But that was before New England's third-biggest city uncovered and recharted its downtown rivers, building a series of arched bridges and pint-size (but still very pretty) Parisian-style quays. That also was before such magazines as Newsweek and Bon Appetit began trumpeting Providence's art scene, its carefully restored colonial houses and its top-of-the-line Italian food.

Now, Brown students stroll in Waterplace Park along with a mix of locals and tourists, watching kayaks, canoes and two replica Venetian gondolas glide past. Lights blink on inside Providence's little cluster of office towers, and during the summer, restaurants set up tables outside and vendors hawk Del's--a frozen lemonade with seeds that you can't find anywhere else.

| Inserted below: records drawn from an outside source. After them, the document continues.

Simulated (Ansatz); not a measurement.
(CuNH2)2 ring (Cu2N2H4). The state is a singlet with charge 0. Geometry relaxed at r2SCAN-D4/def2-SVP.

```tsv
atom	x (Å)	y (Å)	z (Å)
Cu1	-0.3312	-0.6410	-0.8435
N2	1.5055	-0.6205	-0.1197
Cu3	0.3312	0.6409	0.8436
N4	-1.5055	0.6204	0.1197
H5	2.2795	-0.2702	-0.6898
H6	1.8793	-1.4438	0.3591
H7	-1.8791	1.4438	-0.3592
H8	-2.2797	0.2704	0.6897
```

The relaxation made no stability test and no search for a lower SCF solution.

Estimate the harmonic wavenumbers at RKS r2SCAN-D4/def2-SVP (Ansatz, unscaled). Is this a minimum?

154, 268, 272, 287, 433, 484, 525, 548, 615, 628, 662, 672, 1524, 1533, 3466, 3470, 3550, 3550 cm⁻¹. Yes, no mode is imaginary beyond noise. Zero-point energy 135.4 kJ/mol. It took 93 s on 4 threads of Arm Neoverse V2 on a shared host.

Laid out long before the automobile turned American cities into strip malls, Rhode Island's capital city is compact and easily explored by foot. In a day or two of tramping on brick sidewalks, you'll stumble upon vestiges of the city's 18th-century heyday as a thriving seaport. More than a few of its historic homes were built for merchants and sea captains. Some have odd Oriental trees and bushes for decoration, species that were originally brought here in trade from China and India.

You also can find plenty of evidence of the city's tradition of cultural eclecticism. Founded by settlers fleeing Puritan censure of their religious beliefs, neighborhoods such as College Hill, which includes Brown and the Rhode Island School of Design, are painted in bright, tropical colors (as opposed to the green-and-white or brown-and-white decors that are de rigueur in buttoned-down Boston and Connecticut). Settled by waves of Italian immigrants, many neighborhoods retain a distinctive European feel.

It's not unusual for people to visit Providence, or even move here, because they are tired of places where the job and housing markets are forever booming but an evening out means a trip to the new cineplex and T.G.I. Friday's or the Hard Rock Cafe. Providence is one of the most out-of-the-loop metropolitan areas you can find. Because of a chronically sluggish economy, it's often passed over by the big national chains. More striking, it has missed out, again and again, on waves of urban renewal that have flattened historic neighborhoods and downtown buildings in cities such as Hartford, Conn., and Worcester, Mass., with "projects" that include shopping plazas and high-rise housing.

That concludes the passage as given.